Now consider that even one accident trying to launch one of these rockets means you’ve just splattered a ton of radioactive waste all over the launch facility (or worse, the upper atmosphere). Basically, you’ve just caused another Chernobyl, irradiating an entire region or country, depending on the altitude of the explosion, local wind speeds, nuclear payload, etc.
But can we design these rockets to be safe? Well sure, they’re all safe until they blow up. Spaceflight hasn’t had all the bugs worked out yet, and there are still incidents on a yearly to monthly basis. Fortunately, these generally only destroy an unmanned rocket, with a payload of a few satellites, in a big fire ball. Now consider that if even one of our “waste-to-sun” shuttles pop, we have just f***ed up the environment for years.
Would it be cost efficient with a working space elevator?
It would still cost too much. While a theoretical space elevator would be great, that still only gets us to low earth orbit (LEO). LEO is easy, and is the starting point for getting to everywhere else in the solar system except the sun. Why? Because everything else in the solar system is also in orbit around the sun, so a few calculated and gentle rocket firings can get you pretty much anywhere. The sun, on the other hand, would require you to fire a massive rocket opposite the direction of our motion around the sun in order to basically get rid of all your orbital motion with respect to the sun. Anything else, and you’re just on some sort of highly elliptic orbit careening through space.
Even if you don’t send it to the sun, what are you going to do? Going to the moon and having a moon landing facility (provided you don’t want to contaminate the moon with nuclear paint splatters) provides all the same troubles as launching. Do you just leave it in orbit? Well now you have a bunch of space trash in the same orbital neighborhood as your elevator, which is less than ideal. Space, as empty as it is, is a terrible junkyard.
How about rail guns or cannons? Not with current technologies. The energy to reach orbit is about 10 MJ/kg, which is the baseline calculation to move 1kg of matter from the surface of the earth into low earth orbit. This doesn’t account for things such as drag, weather, the aerodynamics of the projectile, etc…
The most powerful railgun in existence clocks in at 32MJ which means that, in theory, it could launch a 3kg projectile into space if not for the friction produced (so hot it causes the air behind the projectile to burn). Also, drag.

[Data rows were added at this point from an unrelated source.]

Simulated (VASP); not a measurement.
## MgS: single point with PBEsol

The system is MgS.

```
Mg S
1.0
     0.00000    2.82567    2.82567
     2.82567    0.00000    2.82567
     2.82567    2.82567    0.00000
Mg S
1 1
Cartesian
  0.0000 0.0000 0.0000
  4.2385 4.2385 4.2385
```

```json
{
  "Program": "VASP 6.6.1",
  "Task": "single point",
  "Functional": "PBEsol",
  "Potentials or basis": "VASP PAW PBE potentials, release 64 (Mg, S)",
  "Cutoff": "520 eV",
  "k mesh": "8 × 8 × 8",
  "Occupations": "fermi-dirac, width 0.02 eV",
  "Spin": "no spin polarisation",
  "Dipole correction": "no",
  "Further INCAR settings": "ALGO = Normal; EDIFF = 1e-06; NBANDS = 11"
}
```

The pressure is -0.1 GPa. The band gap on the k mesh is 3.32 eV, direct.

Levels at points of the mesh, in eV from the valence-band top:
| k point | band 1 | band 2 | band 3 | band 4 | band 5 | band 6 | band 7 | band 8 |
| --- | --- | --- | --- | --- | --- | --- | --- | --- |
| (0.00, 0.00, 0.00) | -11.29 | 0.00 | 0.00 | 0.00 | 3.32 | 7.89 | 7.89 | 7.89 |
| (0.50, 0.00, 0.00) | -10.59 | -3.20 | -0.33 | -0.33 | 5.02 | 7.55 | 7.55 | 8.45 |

So it’s more than just a matter of pushing something hard enough with a railgun to fling it at the sun. Stuff moving that fast gets really hot, really fast. The larger the projectile, the greater the surface area, which means more surface to produce friction and therefore heat. Not very feasable or safe.
I can’t even imagine what would happen if you could build a railgun capable of launching, say, a 1000kg projectile up through Earth’s atmosphere. You’d probably hear that shot from hundreds of miles away.
All in all, we’re better off shooting them into the core of the Earth. Of course, by that, I mean burying it. It’s closer, and it’s less dangerous. If we’re lucky, sometime in the future, someone will work out a way to transmute certain wastes into usable fuel really cheaply, or accelerate the decay of the really nasty stuff so that it won’t be radioactive for millions or billions of years.
Please, if you have a rocket capable launching from the ground and escaping low earth orbit and large amount of radioactive waste to discard, don’t do it. Call up your local division of the Department of Energy or Environmental Protection Agency and they’ll get you in touch with appropriate waste disposal agents. Don’t tell them about the rocket though.